Dáil debates

Tuesday, 15 April 2014

Ceisteanna - Questions (Resumed)

Climate Change Policy

4:35 pm

Photo of Gerry AdamsGerry Adams (Louth, Sinn Fein) | Oireachtas source

Former President Mary Robinson has warned that world leaders have at best two decades to save the planet from the devastating impact of climate change. Her warning follows the latest UN report of the Intergovernmental Panel on Climate Change, IPCC which it described as a final wake-up call. Mary Robinson has urged world governments to implement major shifts in environmental and climate policy. The UN report warns that current efforts to cut carbon emissions have fallen significantly short of what is needed. In a previous report published just before Christmas, the IPCC concluded that humankind is to blame for global warming and warned that the planet will see increasingly extreme weather events unless governments take strong action. That report, which is entitled Climate Change 2013: The Physical Science Basis, stated that the past decade was the warmest on record and that much of this is down to the increase in the burning of fossil fuels. Foilsíodh an dara thuairisc inné and this tuairisc says that effects are already occurring on all continents and across all oceans.

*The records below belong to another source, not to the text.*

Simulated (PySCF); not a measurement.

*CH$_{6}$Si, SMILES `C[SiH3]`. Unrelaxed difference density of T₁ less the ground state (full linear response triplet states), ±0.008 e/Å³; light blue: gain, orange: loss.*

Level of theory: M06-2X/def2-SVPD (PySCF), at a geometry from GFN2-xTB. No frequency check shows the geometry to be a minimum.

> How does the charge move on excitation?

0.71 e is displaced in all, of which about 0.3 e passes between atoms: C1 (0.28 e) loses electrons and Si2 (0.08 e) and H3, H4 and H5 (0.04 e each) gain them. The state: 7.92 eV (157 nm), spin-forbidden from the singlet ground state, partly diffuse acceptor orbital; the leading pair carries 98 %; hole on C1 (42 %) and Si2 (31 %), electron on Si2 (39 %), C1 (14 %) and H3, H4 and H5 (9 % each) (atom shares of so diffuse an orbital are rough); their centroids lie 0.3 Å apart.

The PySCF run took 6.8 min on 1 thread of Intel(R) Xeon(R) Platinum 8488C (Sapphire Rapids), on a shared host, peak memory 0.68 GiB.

We have seen it here. Mar is eol don Taoiseach, ag tús na bliana bhí neart stoirm againn ar fud na tíre. We know from our own experience, including that of the west and the south east, that businesses and family homes were flooded, roads were blocked and there was massive destruction. According to the Marine Institute, 230,000 farmed salmon were lost off the west Cork coast as a result of just one of nine storms to batter this island. Last year, unusually long periods of dry weather followed by periods of torrential rain left many farmers short of essential feed. The winter has been the wettest since records were first kept in 1866. I could give the Taoiseach more data. I am sure he is conversant with them. I visited King's Island in County Limerick and saw the devastation wreaked upon that small working class community and which has still to be rectified. We are now being told that extreme weather events will be more common and severe. Has the Government's climate change committee discussed the IPCC, the impact of climate change on agriculture and communities, the impact of the recent storms and their implications for the future?

The Government has yet to publish a full cost-benefit analysis to show how the State can benefit in terms of plans to generate electricity from renewable sources. There does not appear to be a comprehensive Government energy strategy that would encompass all the alternatives and renewable sources instead of focusing solely on wind power. There was to have been a Green Paper on this but it has not materialised so far. In light of these alarming UN reports and our own experience, when will the Government publish the Green Paper? I commend the thousands who turned out at the protest today against wind turbines and pylons.

I was there myself today at the protest. I note that the Sinn Féin Private Members' Bill introduced last week was not opposed by the Government. I encourage the Taoiseach not just to allow the Bill to pass to the next stage, but actually to act on it. Given what we now know and given the way the future is looking in terms of all of these climate reports, would it not be a good thing that this Bill be passed into law to allow for the most comprehensive strategy possible on energy? This is now essential.